Paul La Farge and Ed Park: In Praise of the Old School Cold Take
Also Discussed: Cthulhu, the Village Voice, Esperanto, Stanford, and The Night Ocean
Paul La Farge’s new novel, The Night Ocean, is inspired by an episode in the life of the great horror writer H.P. Lovecraft. His editor at Penguin Press, Ed Park, has long been familiar with La Farge’s work, having edited dozens of his pieces in assorted publications.
Ed Park: I’m just looking up some past articles we worked on together—there are a lot of them! I’m struck by the fact that you were part of the very first Village Voice section I got to edit, as well as the very first issue of The Believer, a magazine I worked on for eight years.
Paul LaFarge: And you were the first editor I wrote anything for! I think the first piece I wrote for you was “In Search of the Fur Bat,” about the history of psychic research at Stanford; then I wrote an essay about the artificial language Volapük, which had about a million speakers in the 1880s, before Esperanto was invented. Later I wrote a short story about a school called “Bleak College,” which was, well, bleak. And those were all in the Village Voice’s Educational Supplement!

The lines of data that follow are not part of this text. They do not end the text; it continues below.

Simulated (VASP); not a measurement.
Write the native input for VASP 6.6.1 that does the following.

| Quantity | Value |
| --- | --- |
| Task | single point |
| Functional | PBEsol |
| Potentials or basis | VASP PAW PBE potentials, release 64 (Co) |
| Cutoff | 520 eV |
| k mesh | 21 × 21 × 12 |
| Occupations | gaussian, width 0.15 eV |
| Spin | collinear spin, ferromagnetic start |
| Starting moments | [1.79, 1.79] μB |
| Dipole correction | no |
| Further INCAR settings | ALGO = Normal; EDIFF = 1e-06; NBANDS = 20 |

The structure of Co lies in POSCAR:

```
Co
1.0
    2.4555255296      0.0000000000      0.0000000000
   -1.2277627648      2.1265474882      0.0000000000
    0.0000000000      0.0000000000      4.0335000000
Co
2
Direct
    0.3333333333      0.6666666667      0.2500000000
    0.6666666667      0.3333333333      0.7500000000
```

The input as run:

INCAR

I loved working on those essays, and I didn’t know much about how things worked at the Voice, but I have to say, even then I was amazed that you let me write all those pieces. Now that I’m older, and I’ve written for other magazines, I am even more amazed, in a good way. Who else would ever have assigned me an essay about Volapük?
EP: I remember getting that first Voice piece, and smiling at the first sentence: “Stanford University’s Spanish Revival campus sprawls between Palo Alto and the foothills of the coastal mountains like a training center for Taco Bell franchise owners, a gigantic testament to the incompatibility of money and taste.”
PLF: Yeah, I’d just dropped out of a PhD program at Stanford, and that was my sense of the campus. But remember, I was coming from New York, and I had a lot of prejudices about California. Most of which I’ve outgrown, although I still think the Stanford campus is kind of quietly garish.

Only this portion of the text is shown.